Today’s photo has nothing to do with fashion. It’s a 1953 ad from John Hancock Mutual Life Insurance Company in Boston.
The ad copy is stunningly written by a true master – you don’t see verbiage like this nowadays. What it says is striking inasmuch as it seems to have been written for Americans in 2016.
He lost a war and won immortality.
Even among the free, it is not always easy to live together.
There came a time, less than a hundred years ago, when the people of this country disagreed so bitterly among themselves that some of them felt they could not go on living with the rest.

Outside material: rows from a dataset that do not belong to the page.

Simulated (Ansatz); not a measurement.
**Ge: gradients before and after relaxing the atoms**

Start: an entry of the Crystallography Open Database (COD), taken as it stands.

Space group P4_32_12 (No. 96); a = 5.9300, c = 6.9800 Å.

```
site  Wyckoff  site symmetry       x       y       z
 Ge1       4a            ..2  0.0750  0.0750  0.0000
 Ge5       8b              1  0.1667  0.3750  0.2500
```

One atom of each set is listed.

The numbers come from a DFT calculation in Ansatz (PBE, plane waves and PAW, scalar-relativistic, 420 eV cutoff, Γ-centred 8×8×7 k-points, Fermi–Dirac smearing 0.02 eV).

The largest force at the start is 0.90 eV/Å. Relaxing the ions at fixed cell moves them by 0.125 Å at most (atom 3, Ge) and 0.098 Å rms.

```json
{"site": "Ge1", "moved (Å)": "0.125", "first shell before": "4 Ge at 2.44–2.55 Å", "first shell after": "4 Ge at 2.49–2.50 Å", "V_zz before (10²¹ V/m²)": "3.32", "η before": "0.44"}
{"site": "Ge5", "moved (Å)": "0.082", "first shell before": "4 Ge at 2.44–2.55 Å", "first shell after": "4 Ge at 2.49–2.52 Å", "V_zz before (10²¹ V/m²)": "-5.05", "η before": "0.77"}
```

A test of arms was made to decide whether Americans should remain one nation or become two. The armies of those who believed in two nations were led by a man named Robert E. Lee.
What about Lee? What kind of man was he who nearly split the history of the United States down the middle and made two separate books of it?
They say you had to see him to believe that a man so fine could exist.
He was handsome. He was clever. He was brave. He was gentle.
He was generous and charming, noble and modest, admired and beloved.
He had never failed at anything in his upright soldier’s life.
He was a born winner, this Robert E. Lee.
Except for once. In the greatest contest of his life, in the war between the South and the North, Robert E. Lee lost.
Now there were men who came with smouldering eyes to Lee and said: “Let’s not accept this result as final.
Let’s keep our anger alive. Let’s be grim and unconvinced, and wear our bitterness like a medal. You can be our leader in this.”
But Lee shook his head at those men. “Abandon your animosities,” he said, “and make your sons Americans.”
And what did he do himself when his war was lost? He took a job as president of a tiny college, with forty students and four professors, at a salary of $1500 a year. He had commanded thousands of young men in battle. Now he wanted to prepare a few hundred of them for the duties of peace. So the countrymen of Robert E. Lee saw how a born winner loses, and it seemed to them that in defeat he won his most lasting victory.
There is an art in losing, and Robert E. Lee is its finest teacher. In a democracy, where opposing viewpoints regularly meet for a test of ballots, it is good for all of us to know how to lose occasionally, how to yield peacefully, for the sake of freedom. Lee is our master in this. The man who fought against the Union showed us what unity means.